An Australian company has been charged a whopping one hundred thousand dollars after it was found to have been breaching the consumer code when offering loans to people to attend seminars.

According to a recent report an Australian lender has been fined a massive one hundred thousand dollars. The company was fined as a result of breaching the consumer code when offering loans to consumers to attend seminars that were run by the property developer, Henry Kaye. The lender, Australian Finance Direct, was offering the loans to people to attend the seminars, which were run by Mr Kaye’s National Investment Institute. The institute went bankrupt in 2004.
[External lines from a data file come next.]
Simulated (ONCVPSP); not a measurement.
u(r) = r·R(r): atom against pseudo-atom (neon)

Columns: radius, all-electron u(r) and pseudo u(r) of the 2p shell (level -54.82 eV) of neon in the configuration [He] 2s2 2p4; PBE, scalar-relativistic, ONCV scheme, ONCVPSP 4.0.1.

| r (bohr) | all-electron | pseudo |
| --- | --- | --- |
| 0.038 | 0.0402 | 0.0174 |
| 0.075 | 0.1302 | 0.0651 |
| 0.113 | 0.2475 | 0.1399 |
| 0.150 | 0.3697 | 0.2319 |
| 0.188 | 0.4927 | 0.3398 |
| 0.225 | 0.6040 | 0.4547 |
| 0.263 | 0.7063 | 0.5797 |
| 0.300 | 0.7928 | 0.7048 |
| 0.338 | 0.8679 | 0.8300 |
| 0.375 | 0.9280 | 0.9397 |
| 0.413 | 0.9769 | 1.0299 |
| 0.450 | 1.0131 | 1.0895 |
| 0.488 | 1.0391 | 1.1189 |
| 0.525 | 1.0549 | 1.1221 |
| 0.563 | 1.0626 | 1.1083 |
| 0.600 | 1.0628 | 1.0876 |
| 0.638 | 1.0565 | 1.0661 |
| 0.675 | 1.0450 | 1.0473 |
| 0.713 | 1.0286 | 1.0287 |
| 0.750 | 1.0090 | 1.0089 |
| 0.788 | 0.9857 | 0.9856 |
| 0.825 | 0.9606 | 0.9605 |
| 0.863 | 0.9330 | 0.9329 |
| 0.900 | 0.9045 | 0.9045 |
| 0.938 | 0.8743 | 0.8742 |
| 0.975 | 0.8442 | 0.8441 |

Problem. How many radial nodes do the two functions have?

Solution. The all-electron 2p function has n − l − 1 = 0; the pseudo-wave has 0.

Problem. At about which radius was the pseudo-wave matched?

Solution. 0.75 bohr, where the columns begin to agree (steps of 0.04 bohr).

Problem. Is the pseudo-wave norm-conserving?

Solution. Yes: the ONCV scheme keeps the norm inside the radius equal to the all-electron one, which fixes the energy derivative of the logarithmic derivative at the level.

The Victorian Civil and Administrative Tribunal found that when Australian Finance Direct offered the loans to people to attend the seminars it also charged them a hold back fee, which was then kept by the company. However, this hold back fee was not disclosed to the borrower. The amount of the hold back fee is said to have varied, according to officials, and ranged from ten percent to as high as forty percent on higher risk loans.

The figures showed that in total nearly two and a half thousand Australian consumers had entered into contracts with Australian Finance Direct. This included around eleven hundred consumers from Victoria. Tony Robinson, the Victoria Consumer Affair Minister said that the breach of the consumer code by Australian Finance Direct was both serious and deliberate. He added: “Consumers are entitled to know the real cost of borrowing so they can make meaningful comparisons with other financial products and make informed decisions about whether or not to go into debt.”